Nintendo's (NTDOY 0.62%) stock recently hit a 52-week high after its six-month earnings report impressed investors with robust top revenue growth. Its revenue rose 14% annually to 443.97 billion yen ($4.1 billion), thanks to a 33% jump in Switch revenue.
Its total Switch shipments surged 37% to 6.93 million units as shipments of the new Switch Lite offset a 2% dip in shipments of full-size Switches. Nintendo also stated that it had shipped 41.7 million Switch consoles since its launch in March 2017.
That's great news for Nintendo, but is it also a big catalyst for NVIDIA (NVDA 1.44%), which supplies a crucial chip for the Switch and Switch Lite?

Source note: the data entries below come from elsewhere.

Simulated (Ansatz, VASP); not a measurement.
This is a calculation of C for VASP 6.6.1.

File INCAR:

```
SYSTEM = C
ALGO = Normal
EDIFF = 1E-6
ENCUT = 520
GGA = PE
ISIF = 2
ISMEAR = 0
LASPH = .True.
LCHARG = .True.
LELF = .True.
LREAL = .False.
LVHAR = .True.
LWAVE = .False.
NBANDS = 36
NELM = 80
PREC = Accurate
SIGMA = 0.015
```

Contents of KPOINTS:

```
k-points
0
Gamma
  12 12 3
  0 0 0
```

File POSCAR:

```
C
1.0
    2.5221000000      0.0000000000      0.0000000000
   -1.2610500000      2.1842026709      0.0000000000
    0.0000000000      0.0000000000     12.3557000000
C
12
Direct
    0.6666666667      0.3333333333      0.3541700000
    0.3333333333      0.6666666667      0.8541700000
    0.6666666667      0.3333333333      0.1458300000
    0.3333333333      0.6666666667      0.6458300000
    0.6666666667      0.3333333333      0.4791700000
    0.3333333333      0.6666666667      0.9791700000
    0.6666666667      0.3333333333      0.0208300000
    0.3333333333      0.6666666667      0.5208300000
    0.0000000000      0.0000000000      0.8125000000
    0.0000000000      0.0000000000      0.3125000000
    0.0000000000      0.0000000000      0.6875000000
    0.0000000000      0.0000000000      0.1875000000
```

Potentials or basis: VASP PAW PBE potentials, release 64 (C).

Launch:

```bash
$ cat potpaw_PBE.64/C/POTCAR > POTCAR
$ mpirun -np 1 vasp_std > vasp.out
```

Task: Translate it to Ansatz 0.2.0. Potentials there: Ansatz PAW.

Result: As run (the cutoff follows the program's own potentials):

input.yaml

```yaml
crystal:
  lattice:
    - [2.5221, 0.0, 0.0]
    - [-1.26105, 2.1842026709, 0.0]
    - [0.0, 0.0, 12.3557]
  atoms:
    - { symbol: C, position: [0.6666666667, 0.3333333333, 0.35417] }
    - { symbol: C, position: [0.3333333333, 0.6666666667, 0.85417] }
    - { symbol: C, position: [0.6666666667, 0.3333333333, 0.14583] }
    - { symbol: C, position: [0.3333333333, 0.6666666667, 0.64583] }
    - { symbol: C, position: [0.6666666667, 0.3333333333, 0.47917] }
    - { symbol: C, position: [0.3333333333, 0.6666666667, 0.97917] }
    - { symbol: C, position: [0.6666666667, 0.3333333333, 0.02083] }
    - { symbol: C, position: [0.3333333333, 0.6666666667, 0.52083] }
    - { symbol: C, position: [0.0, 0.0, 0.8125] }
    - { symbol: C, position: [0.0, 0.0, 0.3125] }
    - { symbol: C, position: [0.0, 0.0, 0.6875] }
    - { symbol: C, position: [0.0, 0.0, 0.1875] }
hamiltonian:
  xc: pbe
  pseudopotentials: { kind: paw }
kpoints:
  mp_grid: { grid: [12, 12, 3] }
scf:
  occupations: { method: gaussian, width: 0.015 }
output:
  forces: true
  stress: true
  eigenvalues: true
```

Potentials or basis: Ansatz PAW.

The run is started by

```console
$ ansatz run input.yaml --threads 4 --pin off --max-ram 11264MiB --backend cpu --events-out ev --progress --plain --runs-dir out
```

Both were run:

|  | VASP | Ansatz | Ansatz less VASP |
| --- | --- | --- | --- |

Why is NVIDIA a Nintendo supplier?
NVIDIA's Tegra SoCs (system on chips) combine an ARM-based CPU, a GPU, and other components into a single module. NVIDIA originally tried to sell its Tegra SoCs to smartphone makers, but it lost that market to Qualcomm.
But instead of abandoning the Tegra, NVIDIA pivoted the chipset toward connected cars, driverless computers, gaming tablets, and set-top boxes. It also showcased its latest Tegra chips in its Shield devices over the past six years, and its robust gaming performance in the Shield tablet and set-top box convinced Nintendo to install the Tegra in the Switch -- which seamlessly "switches" between handheld and home console modes.
That was a major victory against AMD (AMD 0.13%), which produces the core chipsets for Sony's (SONY 1.50%) PS4 and Microsoft's (MSFT 1.50%) Xbox One. AMD's APUs (accelerated processing units) -- which also merge a CPU and GPU -- are beefier, but aren't optimized for handheld gaming devices.
How much revenue does NVIDIA generate from Nintendo?
NVIDIA's Tegra revenue rose from $1.53 billion in fiscal 2018 to $1.54 billion in 2019. But in the first half of fiscal 2020 (which started on Jan. 30 and ended on July 28), its Tegra revenue fell 26% annually to $673 million, mainly due to lower SoC sales for the Switch. NVIDIA generates most of its Tegra revenue from Nintendo and automakers, and the rest from makers of drones, robots, edge computing gadgets, and other devices.
NVIDIA reports its automotive revenue separately, so by subtracting that total from its total Tegra revenue -- and assuming that Nintendo generates most of the remaining revenue -- we can assume that the Japanese video giant accounted for 5%-10% of NVIDIA's total revenue since the Switch's launch.
NVIDIA notes that no single customer accounted for over 10% of its total revenue in 2018, 2019, and the first half of 2020. Therefore, it's likely that Nintendo remains a major customer and accounts for a high single-digit percentage of NVIDIA's total revenue.
Investors should mind the unknowns
It's easy for investors to assume that robust Switch sales will boost NVIDIA's Tegra revenue. However, NVIDIA's Tegra sales declined in the first half of the year as Nintendo's Switch sales rose. Moreover, stronger sales of Tegra chips for cars offset softer sales of gaming SoCs for the Switch during that period.
Therefore, it's likely that Nintendo already accumulated a large supply of Tegra X1 chips and isn't placing new orders from NVIDIA every quarter -- so we shouldn't assume that strong Switch sales immediately generate growth for NVIDIA's Tegra business. Nonetheless, the Switch Lite's impressive launch remains a long-term tailwind for NVIDIA, since it points toward robust holiday sales and additional growth in 2020.
Nintendo is also rumored to be developing a higher-end "Switch Pro" to counter the PS5 and next-gen Xbox next year, and it might be powered by a new Tegra-based SoC. But for now investors should pay closer attention to the health of NVIDIA's core gaming GPU business when the chipmaker reports its third-quarter earnings on Nov. 14.